Blackburn v. BOARD OF ED. OF BRECKINRIDGE CTY.Annotate this Case
564 S.W.2d 35 (1978)
T. O. BLACKBURN, Appellant, v. BOARD OF EDUCATION OF BRECKINRIDGE COUNTY, Kentucky, Appellee.
Court of Appeals of Kentucky.
March 17, 1978.
*36 Arthur L. Brooks, Brooks & Sullivan, Lexington, John J. Slattery, Jr., Louisville, for appellant.
Thomas C. Brite, Duke & Brite, Hardinsburg, for appellee.
Before HAYES, VANCE and WINTERSHEIMER, JJ.
This appeal is from a judgment entered April 22, 1977, which sustained a decision of the Breckinridge County Board of Education discharging a tenured teacher, and involves the interpretation of part of the Teacher Tenure Act and particularly KRS 161.790. By letter dated May 12, 1975, the appellant was advised that the School Board had met on that date and upon the recommendation of the Superintendent had terminated the appellant's contract of employment. Five reasons were stated in the letter. On May 19, 1975, the appellant notified the Superintendent that he intended to appear at a hearing before the Board, scheduled June 5, 1975, to contest the charges. At the June 5, 1975, hearing, appellant appeared with counsel and objected to the fact that the charges were not specific enough to enable him to prepare an adequate defense. Additional objection was made. All objections were overruled. The hearing was recessed until June 19, 1975, when additional testimony was taken and the hearing concluded. On June 23, 1975, the Board voted to terminate the employment contract and made their written findings. Appellant then appealed to the circuit court and elected to have the issues decided on the evidence produced at the administrative hearing, rather than on a trial de novo. This appeal followed.
The appellant raises the following questions of law:1) Did the trial court commit reversible error when it sustained the School Board insofar as the charges were not in sufficient specific detail? 2) Did the trial court err when it sustained the School Board in that the charges were not supported by written teacher performance records? 3) Were the charges of inefficiency in the classroom supported by detailed written statements? 4) Were the charges tried before an impartial tribunal?
This Court reverses the judgment of the trial court.
The charges were not in sufficient detail as required by KRS 161.790(3). They did not permit the appellant to prepare an adequate defense and, therefore, denied him due process of law. It is well settled in Kentucky that in a termination proceeding under KRS 161.790, the giving of mere notice of a general grounds for termination in the language used in the statute, such as inefficiency or incompetency, is not sufficient to inform a teacher of the specific nature of the charges against him, so as to permit the preparation of an adequate defense. It has been held that the word incompetency is merely a conclusion, and that specific details by way of names, dates and places upon which such an allegation is based must be provided, so that an intelligent answer to such charges can be made. Knox County Board of Education v. Willis, Ky., 405 S.W.2d 952 (1966); Osborne v. Bullitt County Board of Education, Ky., 415 *37 S.W.2d 607 (1967) and Sparks v. Ashland Independent School District, Ky.App., 549 S.W.2d 323 (1977).

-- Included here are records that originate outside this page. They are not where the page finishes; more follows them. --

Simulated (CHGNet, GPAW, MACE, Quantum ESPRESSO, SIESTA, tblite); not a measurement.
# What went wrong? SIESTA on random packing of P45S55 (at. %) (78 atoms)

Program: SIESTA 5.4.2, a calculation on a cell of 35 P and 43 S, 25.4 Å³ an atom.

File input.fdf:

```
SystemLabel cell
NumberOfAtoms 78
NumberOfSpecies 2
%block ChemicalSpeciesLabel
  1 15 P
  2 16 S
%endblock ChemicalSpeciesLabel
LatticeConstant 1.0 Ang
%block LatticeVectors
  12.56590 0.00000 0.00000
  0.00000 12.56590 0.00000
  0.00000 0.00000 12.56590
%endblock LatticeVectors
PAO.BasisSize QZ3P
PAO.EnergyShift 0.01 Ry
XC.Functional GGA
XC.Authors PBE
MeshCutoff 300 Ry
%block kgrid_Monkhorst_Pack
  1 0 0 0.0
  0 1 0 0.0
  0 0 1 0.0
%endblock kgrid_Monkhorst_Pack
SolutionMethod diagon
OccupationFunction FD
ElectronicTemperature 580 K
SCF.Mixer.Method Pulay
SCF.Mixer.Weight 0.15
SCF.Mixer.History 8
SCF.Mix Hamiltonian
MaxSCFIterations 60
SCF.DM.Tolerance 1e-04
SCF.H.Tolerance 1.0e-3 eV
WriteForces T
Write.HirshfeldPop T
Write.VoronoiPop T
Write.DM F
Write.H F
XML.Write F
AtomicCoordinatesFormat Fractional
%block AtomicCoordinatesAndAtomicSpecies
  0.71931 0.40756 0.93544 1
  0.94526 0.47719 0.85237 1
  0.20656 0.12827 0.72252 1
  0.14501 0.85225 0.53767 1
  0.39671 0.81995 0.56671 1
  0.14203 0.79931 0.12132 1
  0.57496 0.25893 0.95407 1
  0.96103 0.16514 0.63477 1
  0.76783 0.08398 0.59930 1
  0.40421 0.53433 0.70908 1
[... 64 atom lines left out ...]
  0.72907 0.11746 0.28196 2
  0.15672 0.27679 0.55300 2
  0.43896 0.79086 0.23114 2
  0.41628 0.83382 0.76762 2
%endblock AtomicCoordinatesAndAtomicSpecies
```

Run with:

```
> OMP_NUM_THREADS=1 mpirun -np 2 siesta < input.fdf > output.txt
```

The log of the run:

Here, the record indicates that the allegations made against the appellant were not in sufficient detail to satisfy the statutory requirements, and they did not afford him the notice to adequately prepare a defense. He was not told the names, dates, occurrences, or other data upon which his supervisor relied to prove his inefficiency as a classroom teacher. From the subsequent hearings, it is apparent that such information was available to the Superintendent prior to the hearing and before the appellant was given notice of his contract termination. Such information could have been made available to the appellant prior to the hearing.
The charges were not supported by written records of teacher performance, prepared by the Superintendent or principal or other supervisory personnel, as required by KRS 161.790(2)(a). This statute requires that the termination of a tenured teacher contract shall be supported by written records of teacher performance. Here, the only record presented at the administrative hearing was an evaluation made by the principal and dated April 25, 1975. It would appear that this was a rather belated effort to support the allegations. The teacher had been employed in the school system for nine years. The record indicates that no written evaluation of his performance was prepared during those years, and it was only a few weeks before his discharge that any such evaluation was prepared.
The charge of inefficiency in the classroom is not supported by written statements identifying the difficulties that had been previously furnished to the appellant as required by KRS 161.790(1)(d). The statute requires that when the charges upon which the teacher is to be dismissed involve inefficiency, incompetency, or neglect of duty, that a written statement identifying the problem or problems must have been previously furnished to the teacher. It is clear that some opportunity for the teacher to correct the problem should be permitted. This section also provides protection for the teacher against a stale charge. Written charges, as required by KRS 161.790(3), furnished to the teacher at the time of a termination, do not fulfill the requirement of KRS 161.790(1)(d) of a written statement identifying the problem when incompetency, inefficiency, or neglect of duty are the grounds for such termination. The record does not indicate that any such written statement identifying the alleged problems was ever furnished to the appellant.
The appellant's allegation that he was denied due process of law, because the charges against him were not tried by an impartial panel, was cured by the fact that a voir dire examination was conducted. The record does not support the contention that the Board of Education permitted an attorney who regularly advised the Board to prosecute the case. The decision to terminate the teacher was made at a called meeting of the Board on June 23, 1975. The record here does not indicate a sufficient showing of any improper conduct in regard to that particular decision of the Board.
The specific findings of the Board as to inefficiency in the classroom are based primarily on the performance of the teacher at the hearing. Unquestionably, the teacher's presentation showed that he was a very poor witness, since he was unable to remember his birthdate, could not recall the names of ten of his students and was unable to explain elementary aspects of certain terms. However, the ultimate determination by any administrative body must be based on appropriate due process, plus a record of evidence to support the decision. The statutory requirements must be complied with in order to give every person accused of improper classroom performance the technical opportunity to defend themselves in an adequate fashion. It appears to this Court that local legal counsel might have been engaged to advise the Board of Education at the inception of the problems which ultimately lead to the termination of the teacher. The failure to obtain legal counsel early is false economy.
*38 Here, the judgment of the trial court was clearly erroneous in that it sustained the findings of the Board of Education, when the record indicates that the charges were vague and not in sufficient detail, and were not supported by written records of teacher performance.
Therefore, the judgment of the trial court is reversed.